People sometimes ask why I despise the tabloids so much. Here’s the reason: the front page of the Scottish Sunday Express this weekend exposed the shocking behaviour of the now-18-year-old survivors of the Dunblane massacre. It’s an utterly despicable piece of journalism, and Andrew lays into it appropriately:

They, or at least some of them, are drinking and fighting and having sex and then posting about it on social networking sites. That all sounds pretty reasonable to me, and it’s actually good to see that the shooting hasn’t totally wrecked their abilities to live normal lives. But the Express seems to think that that’s somehow Not On. No, these people are Dunblane Survivors, and that means they have to spend their every waking second Honouring The Memory Of Their Fallen Classmates. If they do anything else, like have fun or something, they’re Shaming Their Fallen Classmates.
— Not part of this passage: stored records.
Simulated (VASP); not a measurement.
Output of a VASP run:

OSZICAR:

The Sci-Fi channel is aiming to shake its ‘geeky image’, by changing its name to ‘SyFy’. Apparently they a) only have the 1980’s definition of ‘geek’ and b) have no concept of the people who watch their shows. Patronising cretins:

During its fourth-quarter earnings call, parent General Electric said Sci Fi racked up a double-digit increase in operating earnings despite the beginnings of the recession.

Nevertheless, there was always a sneaking suspicion that the name was holding the network back.

“The name Sci Fi has been associated with geeks and dysfunctional, antisocial boys in their basements with video games and stuff like that, as opposed to the general public and the female audience in particular,” said TV historian Tim Brooks, who helped launch Sci Fi Channel when he worked at USA Network.

qwghlm has a thoughtful piece on the reasons Twitter has taken off a few years after the rise of blogging, and why 140-character-brevity isn’t indicative of short attention spans:

Watchmen (and the other examples Johnson cites and expounds upon inEverything Bad Is Good For You) show that when consuming media, depth and brevity are not totally irreconcilable; you can concentrate on something difficult and concrete as well as enjoying content 140 characters at a time. And yet Twitter often gets demonised as a posterboy for the inanity of Web 2.0. Perhaps that’s no surprise, with its chief characteristics of brevity and ephemerality, the exact opposite of how we have consumed media in the past. Given that “value” of old media was often measured on its length (writers being paid by the word) or durability (all those books and records on your shelves), what’s produced in new media is often characterised as comparatively worthless, particularly by those who cut their teeth in the old media.

Finally, the iPhone 3.0 software was announced today. Lots of cool stuff: picture-messaging, cut-and-paste, control of bluetooth devices (great if you have one of those house-controlling boxes) and turn-by-turn navigation, meaning I can finally leave the sat-nav at home. It’s seems to be just me left disappointed by the lack of video recording (maybe I’ve missed something). After seeing the Nokia N95’s impressively high-quality recording of Thriller last week, I was really hoping it’d come to the iPhone. Hopefully they’re leaving that for a hardware announcement this summer…

iPhone on the way…maybe

Over the weekend I decided to stop wittering about iPhones and actually see if I could afford one. So I ran the figures and found it’d be an extra £10/month, which I’m willing to pay for unlimited 3G internet access1. So on Monday I ordered one through the O2 website, then rang Orange to get a PAC so I could transfer my number. Orange kept me on hold for two minutes, stopped trying to talk me out of it as soon as I said ‘iPhone’, and sent the PAC via text within five seconds of disconnecting. I like Orange. I’m not so keen on O2.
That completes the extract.